Top Underwater Museums You Must Explore Worldwide

Explore archaeological ruins as well as contemporary art at these underwater museums. If you’re not SCUBA certified, most of these can also be seen by snorkeling or taking tours in glass-bottomed boats.

Baia Underwater Park, Italy

A Roman sculpture viewable only by divers
Centro Sub Campi Flegrei

Most people know about Pompeii, the Roman city near Naples, but few know about Baia, which was about three times the size of Pompeii. While Pompeii was covered in volcanic ash, Baia was abandoned in the 8th century and then submerged underwater. Today, it can best be explored by snorkelers and divers.
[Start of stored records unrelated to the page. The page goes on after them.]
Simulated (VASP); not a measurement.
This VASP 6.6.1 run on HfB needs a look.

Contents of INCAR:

Just a few kilometers north of Naples near Pozzuoli, visitors can discover the Baia Underwater Park. The city was once a lavish seaside resort for rich Romans, and even the emperor Caligula visited. Historians today compare it to Las Vegas or Beverly Hills. On clear summer days, visitors can travel by glass-bottomed boat to see the ruins. Additionally, snorkeling excursions are available, but the best experiences will be had with SCUBA equipment. With the guidance of a local instructor, you’ll be able to swim between marble sculptures and experience the exquisite mosaic floors up close.

Excursions are led by Centro Sub Campi Flegrei.

Herod’s Harbor, Israel

Ancient Caesarea. Lower palace of Herod the Great
flik47 / Getty Images

The city of Caesarea in Israel has been the center of many excavations over the past 30 years. In 2006, “Herod’s Harbor” was opened as an underwater museum focused on one of the largest ports of the Roman Empire, inaugurated in 10 BCE.

Visitors float from exhibition to exhibition to see a ruined lighthouse, original foundations, anchors, and pedestals. With 36 different sign-posted sites along four marked trails of the sunken harbor, visitors are also provided with a waterproof map. One trail is accessible to snorkelers, while the others are designed specifically for beginning divers.

The port is named Herod’s Harbor, as Caesarea was built by Herod on the ruins of a Phoenician town called Straton’s Tower. Josephus Flavius, a Romano-Jewish scholar, describes the building of the port in “The Jewish Wars.”

Museo Subacuático de Arte (MUSA)

Sculptures form a reef
MUSA sculptures viewed from a glass-bottomed boat. MUSA

This underwater contemporary art museum features over 500 permanent monumental sculptures in the waters surrounding Cancun, Isla Mujeres, and Punta Nizuc.

MUSA’s primary goal is to demonstrate the interaction between art and science while creating a reef structure for marine life to colonize. All the artworks are crafted from specialized materials that promote coral growth and are tethered to the seabed.

Visitors can appreciate the art through glass-bottomed boat tours, snorkeling, and diving expeditions. MUSA also aims to divert some of the 750,000 divers who visit the Yucatán Peninsula annually away from the coral reefs to help conserve these vital ecosystems.

Museo Atlántico Lanzarote

The Rubicon, a submerged exhibition. Museo Atlántico Lanzarote

Opened in 2016, the Museo Atlántico Lanzarote was inspired by MUSA in Mexico and is the very first underwater contemporary art museum in Europe. The installations are designed to raise awareness about environmental and climate change issues while creating new marine habitats for the Canary Islands. Dive instructors lead informative tours of the nearly 300 sculptures submerged in this artistically engaging underwater landscape.

Shipwreck Trail, Florida Keys

Bow of USCG Duane.
Stephen Frink/Getty Images

Divers have the opportunity to explore a trail of historic shipwrecks within the Florida Keys National Marine Sanctuary. Some sites are quite shallow, while others are significantly deeper, providing a diversity of diving experiences.

The oldest shipwreck is the San Pedro, which departed Havana, Cuba, bound for Spain in 1733. It was carrying Mexican silver coins and crates filled with Chinese porcelain when it was caught in a hurricane. With insufficient time to return to port, the ship sank, only to be discovered in the 1960s by treasure hunters who recovered ballast, cannons, and remnants of the cargo.

Conversely, the youngest shipwreck is the Thunderbolt, constructed during World War II. The vessel was never officially commissioned and was later used for research on the electrical energy in lightning strikes. Eventually, it was donated to the Florida Keys Artificial Reef Association and intentionally sunk in 1986.